“Write what you know” is one of the more confounding pieces of writerly advice. It can, unfortunately, be interpreted as “write what you have experienced.” I say unfortunately because, for most of us, that would result in deadly dull fiction. I used to complain to my mother about having been raised in white-bread suburbia. Way too boring to write about that. I would much rather have had the sort of adolescence and young adulthood that I heard about in the songs I loved in the 1970s—by Harry Chapin, The Band, Neil Young, and most especially, Bruce Springsteen. But then, things aren’t always what they seem.
I read Springsteen’s autobiography when it came out in 2016, and then watched his Broadway show when Netflix released a production of it. Springsteen is known for his songs about the gritty life and times of New Jersey’s lower-class blue-collar workers. And yet, he says:
“I’ve never held an honest job in my entire life, I’ve never done any hard labor, I’ve never worked nine to five, I’ve never worked five days a week. … I’ve never seen the inside of a factory and yet it’s all I’ve ever written about. Standing before you is a man who has become wildly and absurdly successful writing about something of which has had absolutely no personal experience. I made it all up.”
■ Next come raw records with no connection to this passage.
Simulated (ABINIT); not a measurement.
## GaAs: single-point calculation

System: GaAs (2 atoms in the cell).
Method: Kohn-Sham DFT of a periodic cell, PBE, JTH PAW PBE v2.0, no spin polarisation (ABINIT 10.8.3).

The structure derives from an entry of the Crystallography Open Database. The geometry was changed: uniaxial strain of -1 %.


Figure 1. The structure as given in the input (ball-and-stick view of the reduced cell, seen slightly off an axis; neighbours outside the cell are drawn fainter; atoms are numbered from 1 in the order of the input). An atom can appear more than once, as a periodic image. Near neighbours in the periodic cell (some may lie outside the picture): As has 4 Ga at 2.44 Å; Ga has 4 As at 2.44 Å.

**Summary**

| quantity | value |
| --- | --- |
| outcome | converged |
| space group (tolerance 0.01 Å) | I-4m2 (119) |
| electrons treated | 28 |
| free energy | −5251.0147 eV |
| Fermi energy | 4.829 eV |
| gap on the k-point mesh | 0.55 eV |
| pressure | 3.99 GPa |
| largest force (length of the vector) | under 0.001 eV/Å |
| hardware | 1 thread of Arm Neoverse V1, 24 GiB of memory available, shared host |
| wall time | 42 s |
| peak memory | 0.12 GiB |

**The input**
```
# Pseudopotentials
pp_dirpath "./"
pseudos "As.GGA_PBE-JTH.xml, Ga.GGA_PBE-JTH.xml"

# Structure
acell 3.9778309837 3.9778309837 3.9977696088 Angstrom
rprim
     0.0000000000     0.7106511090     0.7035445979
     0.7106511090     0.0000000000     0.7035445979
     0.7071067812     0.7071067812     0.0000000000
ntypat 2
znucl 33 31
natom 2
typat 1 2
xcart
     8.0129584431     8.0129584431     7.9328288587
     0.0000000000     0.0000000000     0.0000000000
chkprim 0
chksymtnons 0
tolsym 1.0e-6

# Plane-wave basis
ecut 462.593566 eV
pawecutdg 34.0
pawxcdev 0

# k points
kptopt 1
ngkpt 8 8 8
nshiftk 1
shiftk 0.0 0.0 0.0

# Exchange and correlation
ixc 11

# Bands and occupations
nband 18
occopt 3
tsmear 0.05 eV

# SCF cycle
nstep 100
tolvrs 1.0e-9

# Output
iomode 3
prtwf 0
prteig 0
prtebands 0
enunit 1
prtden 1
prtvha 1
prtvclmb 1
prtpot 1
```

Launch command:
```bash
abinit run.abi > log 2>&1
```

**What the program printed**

Well, sort of. What Springsteen did was take the world around him, study it intensely, and recreate it in song. He got inside the heads of the people he knew and told their stories, and in the process made his listeners believe that this was his world, his life he was singing about.
This is where the magic of fiction happens. That world around you—even that white-bread suburban world—contains endless stories hidden behind banal facades; an endless cast of fascinating characters behind their own facades. It’s not what happens to you that you write about; it’s how you interpret what is around you. Certainly, we all put pieces of ourselves into our fiction. Places we’ve lived, people we’ve known, unforgettable events that we feel the need to expose to the light. But ultimately, if we’ve done our job right, the final creation is unique, existing as its own world—accessible, understandable, and believable. This is the true meaning of “write what you know.”
Bringing music into the conversation of “writing what you know” is brilliant Elizabeth. Song writers don’t have much time to grab the attention of their audience. Intro guitar riffs, a heavy bass line or drum beat usually make the first impression. An artist doing it with words is rare.
Well put, as usual, Bett. There is a Nana in one of my stories & many have told me they wish they had a grandmother like her. Actually they say, “like yours.” My response to that is, so do I.